GENEALOGY OF THE WASHINGTON FAMILY.
The Washington family is of an ancient English stock, the genealogy of
which has been traced up to the century immediately succeeding the
Conquest. At that time it was in possession of landed estates and manorial
privileges in the county of Durham, such as were enjoyed only by those, or
their descendants, who had come over from Normandy with the Conqueror, or
fought under his standard. When William the Conqueror laid waste the whole
country north of the Humber, in punishment of the insurrection of the
Northumbrians, he apportioned the estates among his followers, and advanced
Normans and other foreigners to the principal ecclesiastical dignities. One
of the most wealthy and important sees was that of Durham. Hither had been
transported the bones of St. Cuthbert from their original shrine at
Lindisfarne, when it was ravaged by the Danes. That saint, says Camden, was
esteemed by princes and gentry a titular saint against the Scots.

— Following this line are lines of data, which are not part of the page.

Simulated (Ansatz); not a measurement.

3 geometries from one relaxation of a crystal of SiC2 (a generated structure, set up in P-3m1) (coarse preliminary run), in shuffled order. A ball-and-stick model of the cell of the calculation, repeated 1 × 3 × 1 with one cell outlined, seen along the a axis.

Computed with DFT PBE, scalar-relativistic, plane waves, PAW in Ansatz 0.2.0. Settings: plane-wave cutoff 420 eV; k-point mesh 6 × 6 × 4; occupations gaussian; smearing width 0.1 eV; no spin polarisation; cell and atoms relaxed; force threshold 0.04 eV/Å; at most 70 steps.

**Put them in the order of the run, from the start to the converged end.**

[Footnote: Camden, Brit. iv., 349.] His shrine, therefore, had been held in
peculiar reverence by the Saxons, and the see of Durham endowed with
extraordinary privileges.
William continued and increased those privileges. He needed a powerful
adherent on this frontier to keep the restless Northumbrians in order, and
check Scottish invasion; and no doubt considered an enlightened
ecclesiastic, appointed by the crown, a safer depositary of such power than
an hereditary noble.
Having placed a noble and learned native of Loraine in the diocese,
therefore, he erected it into a palatinate, over which the bishop, as Count
Palatine, had temporal, as well as spiritual jurisdiction. He built a
strong castle for his protection, and to serve as a barrier against the
Northern foe. He made him lord high-admiral of the sea and waters adjoining
his palatinate,--lord warden of the marches, and conservator of the league
between England and Scotland. Thenceforth, we are told, the prelates of
Durham owned no earthly superior within their diocese, but continued for
centuries to exercise every right attached to an independent sovereign.
[Footnote: Annals of Roger de Hovedon. Hutchinson's Durham, vol. ii.